On the third edition of Ahlfors' Complex Analysis, page 40 Theorem 2 it states: we conclude that
\begin{equation*}
\left|\frac{R_n(z)-R_n(z_0)}{z-z_0}\right| \leq \sum_{k=n}^{\infty} k|a_k|\rho^{k-1}
\end{equation*}
The expression on the right is the remainder term in a convergent series.
I have trouble in understanding that $\sum_{k=n}^{\infty} k|a_k|\rho^{k-1}$ is convergent.

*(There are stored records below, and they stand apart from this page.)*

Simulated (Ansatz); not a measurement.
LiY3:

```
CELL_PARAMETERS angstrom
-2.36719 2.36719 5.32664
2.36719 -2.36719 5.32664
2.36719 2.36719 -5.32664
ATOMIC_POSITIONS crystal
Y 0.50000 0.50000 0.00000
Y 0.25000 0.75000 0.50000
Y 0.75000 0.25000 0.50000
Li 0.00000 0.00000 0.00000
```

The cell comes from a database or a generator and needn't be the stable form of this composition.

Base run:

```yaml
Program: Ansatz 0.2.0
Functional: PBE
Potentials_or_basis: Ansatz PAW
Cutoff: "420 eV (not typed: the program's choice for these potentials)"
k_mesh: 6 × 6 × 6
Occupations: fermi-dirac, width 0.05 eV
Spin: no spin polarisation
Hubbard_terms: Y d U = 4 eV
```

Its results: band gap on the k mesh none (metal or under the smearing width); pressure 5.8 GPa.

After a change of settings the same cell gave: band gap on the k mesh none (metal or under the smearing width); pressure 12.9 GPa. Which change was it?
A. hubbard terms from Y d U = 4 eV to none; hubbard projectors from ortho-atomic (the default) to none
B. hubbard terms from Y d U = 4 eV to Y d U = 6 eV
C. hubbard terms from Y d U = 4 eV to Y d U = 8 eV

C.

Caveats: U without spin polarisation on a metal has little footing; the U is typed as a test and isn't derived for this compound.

We know that $1/{\rho}>1/R=\lim_{n\rightarrow\infty} \sup \sqrt[n]{|a_n|}$. So, there exists an $N$ such that $1/\rho>\sqrt[k]{|a_k|}, |a_k|<\frac{1}{\rho ^k}$ for all $k\geq N$. If $n\geq N$, we have
\begin{equation*}
\sum_{k=n}^{\infty} k|a_k|\rho^{k-1}\leq\sum_{k=n}^{\infty} k\frac{1}{\rho^k}\rho^{k-1}=\sum_{k=n}^{\infty}\frac{k}{\rho}
\end{equation*}
Since $\sum_{k=n}^{\infty}\frac{k}{\rho}$ is not convergent, we cannot conclude that $\sum_{k=n}^{\infty} k|a_k|\rho^{k-1}$ is convergent. How to prove $\sum_{k=n}^{\infty} k|a_k|\rho^{k-1}$ is convergent?
Thanks for eulersgroupie's answer. I'd like to add more details. The radius of convergence of $\sum_{1}^{\infty}na_n z^{n-1}$ is $R$. Since $\rho <R$, $\sum_{1}^{\infty}na_n \rho^{n-1}$ is absolutely convergent. So, $\sum_{1}^{\infty}n|a_n| \rho^{n-1}$ is convergent. Finally, $\sum_{k=n}^{\infty} k|a_k|\rho^{k-1}$ is convergent.
Martin R's answer likes a magic and I really appreciate it. It solves my question directly.
This a question from Ahlfors' Complex Analysis. I show you the whole context of the question below. I have trouble understanding the statement with red line.
Best Answer
$1/\rho>\sqrt[k]{|a_k|}$ for sufficently large $k$ is correct, but not good enough to prove the convergence.
Choose $r$ such that $\rho < r < R$, then $1/{\rho}>1/r > 1/R=\lim_{n\rightarrow\infty} \sup \sqrt[n]{|a_n|}$ so that $1/r>\sqrt[k]{|a_k|}$ for sufficiently large $k > N$. Then $$ \sum_{k=n}^{\infty} k|a_k|\rho^{k-1}\leq \sum_{k=n}^{\infty} \frac{k}{\rho} \left( \frac{\rho}{r}\right)^k $$ and that series is convergent.